Measurement of Milli-Charged Particles with a running electromagnetic coupling constant at IceCube

TL;DR

This paper investigates the potential detection of milli-charged particles originating from Earth's core at IceCube, modeling their interactions with a running electromagnetic coupling, and sets new limits on their flux and parameter space based on 10-year data.

Contribution

It introduces a model for MCPs with a running electromagnetic coupling and derives new experimental limits using IceCube data.

Findings

No MCP signal observed over 10 years at IceCube.

Set upper limits on MCP flux at 90% confidence level.

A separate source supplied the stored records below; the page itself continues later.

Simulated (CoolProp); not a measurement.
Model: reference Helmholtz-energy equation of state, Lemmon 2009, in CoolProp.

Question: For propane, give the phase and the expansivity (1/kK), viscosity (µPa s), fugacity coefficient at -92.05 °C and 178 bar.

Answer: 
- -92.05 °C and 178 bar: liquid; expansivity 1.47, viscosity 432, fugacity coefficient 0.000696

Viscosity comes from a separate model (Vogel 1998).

Excluded new regions in MCP mass and charge parameter space.

Abstract

It is postulated that heavy dark matter $\phi$ with a mass on the order of TeV, once captured by the Earth, can decay into relativistic milli-charged particles (MCPs). These MCPs are potentially detectable at the IceCube neutrino telescope. In this study, MCPs are modeled within the massless hidden photon framework, where they interact with nuclei via a running electromagnetic coupling constant, thereby enabling the prediction of their expected event rates and fluxes at IceCube. The expected number of background neutrino events at IceCube has also been evaluated. Under the assumption that no signal events are observed over a 10-year period at IceCube, upper limits on the MCP flux have been derived at the 90\% confidence level. The results suggest that MCPs originating from the Earth's core could be directly detected at IceCube at energies around $\mathcal{O}(1\ \text{TeV})$ for a fractional charge-squared range of $5.65\times10^{-5} \lesssim \epsilon^2 \lesssim 1.295\times10^{-3}$. Furthermore, with 10 years of IceCube data, a new region in the $m_{\text{MCP}}$-$\epsilon$ parameter space--specifically, $4\ \text{GeV} < m_{\text{MCP}} < 100\ \text{GeV}$ and $5.51\times10^{-2} < \epsilon < 0.612$--has been excluded.